Matt Morton left Palm Coast City Hall for the last time on Wednesday around 2 p.m., shortly after negotiating Interim City Manager Denise Bevan’s contract.
Bevan will be paid the equivalent of $161,400 a year, plus a $400 monthly car allowance, health and other benefits. Her starting day as interim was Wednesday, the latest and most advanced in a variety of jobs Bevan has held with the city since starting there in February 2007. She’ll serve as interim until the council hires a new manager–assuming it’s not Bevan.
Morton announced his intention to resign last week, an unexpected decision that followed shortly on the heels of the resignation of Mayor Milissa Holland. He gave the city a 30-day notice, but at Tuesday’s meeting, when the council voted 4-0 to elevate Bevan, the council decided to waive Morton’s 30-day requirement. Morton in his resignation letter had alluded to interference from current council members, though he spoke of other reasons in an interview.

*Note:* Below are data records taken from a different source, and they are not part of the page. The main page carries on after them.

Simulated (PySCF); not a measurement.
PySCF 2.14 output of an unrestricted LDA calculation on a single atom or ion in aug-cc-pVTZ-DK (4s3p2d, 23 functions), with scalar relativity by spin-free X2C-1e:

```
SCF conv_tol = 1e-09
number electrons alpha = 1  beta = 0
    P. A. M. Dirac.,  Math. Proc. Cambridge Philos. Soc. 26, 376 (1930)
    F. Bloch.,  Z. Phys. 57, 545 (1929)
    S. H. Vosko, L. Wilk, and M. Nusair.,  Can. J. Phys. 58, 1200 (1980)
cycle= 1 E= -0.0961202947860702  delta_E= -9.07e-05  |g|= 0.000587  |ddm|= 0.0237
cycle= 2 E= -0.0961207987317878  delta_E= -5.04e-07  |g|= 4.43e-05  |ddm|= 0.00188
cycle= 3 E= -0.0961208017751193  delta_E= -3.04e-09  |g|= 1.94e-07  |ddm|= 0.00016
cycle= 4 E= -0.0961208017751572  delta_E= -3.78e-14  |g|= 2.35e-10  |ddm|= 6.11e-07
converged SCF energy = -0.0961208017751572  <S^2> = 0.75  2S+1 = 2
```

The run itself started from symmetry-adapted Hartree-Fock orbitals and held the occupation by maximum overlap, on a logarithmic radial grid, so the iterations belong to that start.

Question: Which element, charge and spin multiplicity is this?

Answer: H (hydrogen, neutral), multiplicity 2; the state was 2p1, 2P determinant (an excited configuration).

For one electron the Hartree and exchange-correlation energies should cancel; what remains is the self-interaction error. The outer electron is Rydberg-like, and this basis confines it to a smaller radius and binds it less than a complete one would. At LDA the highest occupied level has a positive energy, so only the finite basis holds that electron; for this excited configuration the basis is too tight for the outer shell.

“I’ve done this for 27 years, and until I stepped in this county’s boundaries, this has never been a problem for me,” Morton said, referring to a tenure beset by controversies, many of them manufactured and baseless, and significant administrative turmoil at City Hall. “They say people don’t change their stripes. I’ve never stood for corruption or doing things the wrong way. When things have been painful I’ve admitted to it and owned it. So just as a constant barrage and the social media cesspool and the toll it takes on my kids, who get bullied at school over this–I’m like, you know what? It’s not worth it anymore. I can go to the private sector, which I intend to do, and would love to do. But I’m done I’m done. I’ve served, community and country for 27 years. I will never go in government again. I’m done. I think the world has changed. I think government has changed. I think the culture has changed. I want no part of it anymore and did my part. I feel like I served in the military, I did my 27 years and I’m done.”
Bevan has been a city administration coordinator of sustainability and was recently elevated to chief of staff, alongside Lauren Johnston. Council members have frequently worked with Bevan, which leads the council’s Strategic Action Plan from the administrative side, a job that requires her to meet with council members periodically and to lead lengthy quarterly sessions with the council as a group, updating the plan, amending it and exploring new directions.
Bevan has a Bachelor of Science degree from Jacksonville State University in Alabama. Her interim contract follows the same parameter of the contract Beau Falgout signed after the council fired former City Manager Jim Landon in September 2018. Falgout was short-listed for the permanent manager’s job, but the council chose Morton in April 2019. The hiring process for the next manager is expected to take several months, leaving Bevan to lead the city from the administration’s side through the next months’ budget process–and the special election for mayor, scheduled for July 27. Eight candidates have filed to run. The qualifying window closes Monday at noon.
Katherine Sepe says
I think the salaries and benefits are outrageously too much! No wonder taxes are escalating.
She is worth every penny! Denise is an intelligent, driven, passionate and fair person. She will put the City first, not any personal agenda. It’s refreshing to see that Palm Coast has finally put their faith in someone that deserves it. Go do great things Denise!
Dennis C Rathsam says
Why the hell does she need a car allowance???? How did she get to work before??? HITCH HIKE….. This is a joke….And its on the tax payers dollar.
The Palm Coast city manager and county administrator have always had a car allowance.
Janet Hurdle says
Denise is an excellent choice for this position. She has all the right experience, temperament, and administrative skill to navigate and lead the City of Palm Coast with a steady hand. Her understanding of local government processes and procedures, roles and responsibilities to the community, is outstanding. While she brings a fair and balanced, informed and steadfast presence to City departments, she’s also the perfect administrator for working with City Council – she listens, will inform and advise, and she’ll reason with and understand their concerns and goals.